MIT scientists and researchers working on low-power radio technology have given the International Solid State Circuits Conference (ISSCC) an insight into how simple standby power can be cut in Internet of Things devices.

And MIT should know-- it's a delicate issue. If for example, a sensor is waiting to be polled so it can answer with tidbits of data, the radio has to be in a state where it can be woken up since it's currently in a standby power mode.

On the other hand, as MIT electrical engineering professor Anantha Chandrakasan says, when the device is off, you want the least possible leakage currents in order for that standby reserve of power to last as long as possible.

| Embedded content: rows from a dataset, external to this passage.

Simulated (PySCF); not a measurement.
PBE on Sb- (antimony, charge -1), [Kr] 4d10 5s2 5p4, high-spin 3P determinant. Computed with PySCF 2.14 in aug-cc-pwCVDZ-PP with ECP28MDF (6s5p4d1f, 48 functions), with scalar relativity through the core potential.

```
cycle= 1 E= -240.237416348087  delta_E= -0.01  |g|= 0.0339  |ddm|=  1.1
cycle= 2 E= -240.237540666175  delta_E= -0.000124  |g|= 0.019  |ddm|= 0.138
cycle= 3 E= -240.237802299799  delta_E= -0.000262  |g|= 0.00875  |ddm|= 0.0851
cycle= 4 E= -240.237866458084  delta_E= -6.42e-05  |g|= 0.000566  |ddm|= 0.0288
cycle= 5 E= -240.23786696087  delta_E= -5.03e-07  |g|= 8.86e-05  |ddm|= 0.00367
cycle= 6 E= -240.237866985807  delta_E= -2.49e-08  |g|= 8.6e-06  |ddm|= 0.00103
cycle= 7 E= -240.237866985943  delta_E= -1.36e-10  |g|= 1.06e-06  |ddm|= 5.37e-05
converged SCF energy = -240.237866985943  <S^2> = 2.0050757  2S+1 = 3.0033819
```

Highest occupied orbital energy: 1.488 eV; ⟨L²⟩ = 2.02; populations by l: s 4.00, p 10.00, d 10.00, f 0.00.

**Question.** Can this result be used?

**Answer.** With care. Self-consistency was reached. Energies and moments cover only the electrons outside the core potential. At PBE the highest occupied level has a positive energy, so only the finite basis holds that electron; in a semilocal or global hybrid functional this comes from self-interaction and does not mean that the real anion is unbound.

As Chandrakasan notes, even in the off-state, semiconductors almost always allow minute currents to flow across the gates, even if we don't want that, and it's that leakage he's looking to eliminate for good.

In an effort to accomplish that feat, his group has experimented with using charge pumps to provide a small reverse-polarity charge to the transistors in the radio.

For example, in a NPN transistor, a positive voltage on the gate (base) is what allows current to flow across the semiconductor. To block the leaky current, the MIT group's charge pump applies a small negative charge to the base when the device is idle.

This, the university's release explains, drives electrons away from the transistor and makes it a better insulator when it's idling, since the transistor is basically turned off completely in such a state, maximizing the power source's reserve capacity.

The Massachusetts university describes the operation of the charge pump-- “When the charge pump is exposed to the voltage that drives the transistor, charge builds up in one of the capacitors. Throwing one of the switches connects the positive end of the capacitor to the ground, causing a current to flow out the other end. This process is repeated over and over. The only real power drain comes from throwing the switch, which happens about 15 times a second.”

Even with the power needed for switching, the university says tests on a prototype made by TSMC found the design “spent only 20 picowatts of power to save 10,000 picowatts in leakage”.

The other key part of the work described in the snappily-titled A +10dBm 2.4GHz Transmitter with Sub-400pW Leakage and 43.7 percent System Efficiency was to break down the radio system design so that most of the circuit can run at the lowest possible voltage.

But in this instance, the issue is different-- the higher the radio frequency you want to drive the transmitter at, the higher the voltage you need and hence more power it's going to consume. So it becomes a catch 22 situation.

It's cheaper to build a radio chip as a single unit, meaning that the operating voltage of the whole module is a function of what the transmitter needs.

Instead, to drive down power, the Chanrakesan team used voltage doubler circuits of capacitors and inductors around the transmitter to give it a higher operating voltage, while leaving the rest of the device at a lower voltage.

MIT says the device is suitable for Bluetooth and 802.15.4 transmissions. Texas Instruments and Shell Oil contributed in funding the research, along with MIT.